Sunday, May 4, 2026
Today's batch reveals a robotics community intensely focused on making Vision-Language-Action models practical for real deployment. MolmoAct2 sets a new bar as a fully open VLA with flow-matching action experts, adaptive-depth reasoning, and the largest open bimanual dataset (720 hours), while Latent Bridge tackles the inference bottleneck by predicting VLM output deltas to cut backbone calls by 50–75% with minimal performance loss. Meanwhile, Seeing Realism from Simulation addresses the data hunger problem by converting simulated VLA videos into realistic training data via conditional video transfer, improving RDT-1B and π₀ by 5–8%. Together, these three papers outline a complete pipeline: generate cheap sim data (Seeing Realism), train powerful open models (MolmoAct2), and deploy them efficiently (Latent Bridge).
A second major thread is the convergence of classical optimization with learning-based methods. OT-MPC replaces the information-theoretic foundations of MPPI/CEM with optimal transport to avoid mode-averaging in complex cost landscapes, while the NANO filter reframes Bayesian filtering through information geometry for exact natural-gradient updates on robot state estimation. On the manipulation side, PIEGraph fuses analytical spring-mass physics with equivariant GNNs for data-efficient deformable object dynamics, and ShapeGrasp iteratively refines object shape representations through visuo-haptic feedback during grasping — both demonstrating that hybrid physics+learning approaches outperform either paradigm alone.
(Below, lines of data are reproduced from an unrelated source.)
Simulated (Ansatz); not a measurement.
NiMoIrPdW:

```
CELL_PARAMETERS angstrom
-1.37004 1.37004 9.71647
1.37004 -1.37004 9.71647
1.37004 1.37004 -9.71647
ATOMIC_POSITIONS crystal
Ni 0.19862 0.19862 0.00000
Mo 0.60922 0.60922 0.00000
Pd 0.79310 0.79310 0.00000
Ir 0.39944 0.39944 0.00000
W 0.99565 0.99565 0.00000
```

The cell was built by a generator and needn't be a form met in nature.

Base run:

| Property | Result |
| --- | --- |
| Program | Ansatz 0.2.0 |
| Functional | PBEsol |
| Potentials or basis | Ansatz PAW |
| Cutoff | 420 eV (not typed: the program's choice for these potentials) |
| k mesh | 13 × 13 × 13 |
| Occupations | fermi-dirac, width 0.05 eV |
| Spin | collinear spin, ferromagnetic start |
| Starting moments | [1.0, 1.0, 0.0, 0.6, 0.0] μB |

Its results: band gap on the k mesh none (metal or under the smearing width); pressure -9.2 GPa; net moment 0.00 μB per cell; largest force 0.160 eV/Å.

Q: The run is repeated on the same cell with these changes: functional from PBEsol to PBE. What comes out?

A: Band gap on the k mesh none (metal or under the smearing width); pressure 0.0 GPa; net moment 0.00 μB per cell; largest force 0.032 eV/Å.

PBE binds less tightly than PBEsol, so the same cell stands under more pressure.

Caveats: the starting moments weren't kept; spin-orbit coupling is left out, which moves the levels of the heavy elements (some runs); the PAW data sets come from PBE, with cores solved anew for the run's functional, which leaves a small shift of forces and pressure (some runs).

Navigation research today emphasizes robustness across environmental conditions and sensor modalities. LTR² introduces the first cross-modal LiDAR-teach/radar-repeat system validated over 40+ km across 6 months, while DynoSLAM embeds stochastic GNN-based pedestrian prediction directly into the SLAM factor graph. The procedural map generator study (Beyond Specialization) provides compelling evidence that training diversity — not architecture — is the primary determinant of navigation policy generalization, with mixed-generator training achieving 91.5% success versus 3.3% for a sparse-only specialist tested on mazes.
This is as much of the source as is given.